For immediate release 12/19/12
FY2013 Defense Authorization Conference Bill
Powerfully Advances Nuclear Weapons Contractors
Contact: Greg Mello, 505-265-1200 office, 505-577-8563 cell (try this first)
Albuquerque, NM -- This year's Defense Authorization conference bill (H.R. 4310), should it become law, would powerfully protect the business interests of the nuclear weapons contractors who spend more than 97% of all funding for U.S. nuclear warheads.
President Obama has said he might veto the bill (pdf), mentioning an unwelcome provision demanding construction of the Chemistry and Metallurgy Research Replacement Nuclear Facility (CMRR-NF) at Los Alamos National Laboratory (LANL) among many other problems, some of which may have been corrected (from the White House's perspective) in conference.
This morning, we are not offering a detailed analysis of the bill's many provisions affecting nuclear weapons policy and the supervision and operation of the National Nuclear Security Administration's (NNSA's) nuclear warhead complex. We offered some of our views on the House bill (as passed by the House) and Senate Armed Services markup of this legislation here.
Study Group Director Greg Mello:
"Overall, this is a nuclear lobbyist's bill. Numerous provisions are included that will add bureaucratic complexity to the management of the warhead complex, tie up federal efforts in ways that stifle reform, provide new political power to nuclear management and operating (M&O) contractors, and tilt the playing field toward new programs and projects. It creates numerous intra-federal reporting requirements and duplicative federal work, while creating additional review and advisory bodies, some of which will place contractors in a federal oversight capacity -- overseeing their own overseers. Running contrary to past direction from a previous Republican-controlled House, it encourages laboratory employees to augment and substitute for federal employees, the number of which it caps and the budget for whom it cuts.

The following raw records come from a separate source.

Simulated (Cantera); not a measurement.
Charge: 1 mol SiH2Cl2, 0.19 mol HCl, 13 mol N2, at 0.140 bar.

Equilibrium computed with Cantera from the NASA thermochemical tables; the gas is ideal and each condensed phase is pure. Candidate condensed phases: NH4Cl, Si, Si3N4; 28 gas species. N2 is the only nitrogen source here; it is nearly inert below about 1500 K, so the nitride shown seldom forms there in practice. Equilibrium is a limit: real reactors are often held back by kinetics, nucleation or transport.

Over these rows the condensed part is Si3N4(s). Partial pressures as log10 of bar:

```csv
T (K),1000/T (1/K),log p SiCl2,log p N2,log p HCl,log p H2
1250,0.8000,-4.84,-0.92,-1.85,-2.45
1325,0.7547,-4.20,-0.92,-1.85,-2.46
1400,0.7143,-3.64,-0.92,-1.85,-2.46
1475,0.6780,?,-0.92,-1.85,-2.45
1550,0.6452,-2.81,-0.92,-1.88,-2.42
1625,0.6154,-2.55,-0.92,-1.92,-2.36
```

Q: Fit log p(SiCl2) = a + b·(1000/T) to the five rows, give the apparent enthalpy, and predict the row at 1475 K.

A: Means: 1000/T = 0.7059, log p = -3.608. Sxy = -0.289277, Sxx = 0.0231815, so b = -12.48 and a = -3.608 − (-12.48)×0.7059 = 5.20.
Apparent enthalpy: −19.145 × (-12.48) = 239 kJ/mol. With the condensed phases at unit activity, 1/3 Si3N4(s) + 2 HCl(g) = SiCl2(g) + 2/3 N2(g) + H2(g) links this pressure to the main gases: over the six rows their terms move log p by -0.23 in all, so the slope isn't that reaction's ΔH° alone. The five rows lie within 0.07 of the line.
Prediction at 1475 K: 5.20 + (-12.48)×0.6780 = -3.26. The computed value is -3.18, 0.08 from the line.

"There could be nothing more federal than national security, and within that sphere nothing more inherently federal than nuclear weapons. Nonetheless this bill would weaken still further the federal character of this enterprise.
"It ties nuclear warhead policy into a Gordian knot of complexity that will be difficult to set free. It establishes presumptions favoring new warheads and multibillion-dollar facilities, while partially casting aside long-standing safety standards that might show up contractor failures.
"This has come about primarily because of a profound failure of leadership by the White House and the Democrats in Congress. Pressure by contractors for more business is a constant factor. What is new, and what is creating these profoundly negative outcomes, is the nearly complete collapse of White House leadership, starting with the ineffectual and in some cases disloyal seniormost appointees who are currently running NNSA. The top individual -- NNSA Administrator Tom "D'Agostino -- was originally appointed by President Bush, and he and those immediately under him have done an abysmal job in mapping out a coherent path forward for the agency and controlling its costs.
"The present legislation is just the latest response to a broad failure of leadership that extends across the entire national security establishment with respect to nuclear weapons. If you keeping kicking the can down the road, eventually you will lose it. This Administration talks in large, vague terms, but that's all it does. It does not walk. It does not produce program plans or budgets. It does not manage projects effectively. It does not make enough hard choices.
"The main question this bill does not answer is: where will the money come from? If new funds are forthcoming, they must come from other security programs, non-military discretionary spending, mandatory spending, new taxes, or new debt. Will they be available? The nuclear contractors, whose lobbyists have played an outsized role in drafting this bill, certainly hope so."